It is often incredible to look back at the memories of a trip and transport yourself back to the moment. This happened to me as I watched the footage of my time swimming with wild black tip and lemon sharks in Bora Bora.
The Bora Bora lagoon has only one small aperture through which boats and larger cruise ships can get in. It is at the entrance of the lagoon that most of the sharks usually roam freely.
On a typical lagoon excursion you are likely to swim with sting rays and with sharks and then stop at a snorkeling spot around some coral gardens.
Swimming with sting rays is exhilarating but jumping in a shark infested water is, a priori, the definition of my worst nightmare.
We approach the area and the sharks are immediately visible in the surface. They swim around aggressively. They are used to swimming with people and, most importantly, for my own sanity, they are used to being fed every day so their stomachs are full and they are unlikely to attack anyone.
If you ask me, it is still pretty darn scary!
I am on the boat, placing my mask and snorkel as the rest are already in the water and I am petrified. I slowly get ready hoping that the time will be up and we will be done. Instead, I get ushered out of the boat and into the water. “Go on, are you jumping in?”

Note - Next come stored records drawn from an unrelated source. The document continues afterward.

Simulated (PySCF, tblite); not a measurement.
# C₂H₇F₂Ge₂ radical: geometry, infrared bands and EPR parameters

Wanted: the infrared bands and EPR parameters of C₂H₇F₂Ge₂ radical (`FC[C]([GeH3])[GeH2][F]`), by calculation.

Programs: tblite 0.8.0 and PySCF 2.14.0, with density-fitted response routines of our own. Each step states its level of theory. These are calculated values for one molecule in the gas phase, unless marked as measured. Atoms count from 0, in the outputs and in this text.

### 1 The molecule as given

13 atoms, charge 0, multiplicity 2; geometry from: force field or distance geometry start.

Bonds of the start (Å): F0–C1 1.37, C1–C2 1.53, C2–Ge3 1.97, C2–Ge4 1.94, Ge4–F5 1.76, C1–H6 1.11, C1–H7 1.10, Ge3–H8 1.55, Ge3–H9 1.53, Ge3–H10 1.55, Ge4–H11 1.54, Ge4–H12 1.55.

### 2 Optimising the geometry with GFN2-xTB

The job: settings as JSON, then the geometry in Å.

I realize there is nothing I can do, it is time to dive in. Literally.
I slowly descend down the ladder to the side of the boat holding strongly and not looking down. When the water has reached my waist I release my hands and off I go int the depth of the ocean.
The water is about 15m deep. The black tip sharks are on the surface, extremely close and not scared at all to see humans. They swim remarkably close to you, inquisitive and curious. At the bottom, at my feet, I can see the larger 2-3m long lemon sharks slowly and gently cruising along almost in circles.
The water is extremely clear and the sun is reflecting on the water and on the shark’s skin making them shine and sparkle. They swim fast moving abruptly when they get too close or when you move in a sudden way.
Occasionally I get absolutely frightened as I turn my head slowly and my mask’s tunnel vision reveals a shark right in front of my eyes. I keep wondering what may be behind me that I can’t see.
I hold the GoPro steadily, or so it feels to me, the reality is that I am shaking and the footage afterwards looks like I was frantically moving.
At some point, our captain, who has fashioned his sarong into a thong, decides to play one of his tricks. He free dives and gets really close to the shark until, right in front of our eyes, grabs the shark’s fin. I am still pretty shaken and I can’t help but think that he should not do that, sharks are wild animals and they should remain as such. It can’t be good to habituate them so much to humans that they become domestic animals.
I realize he must be crazy, and probably doing this every day.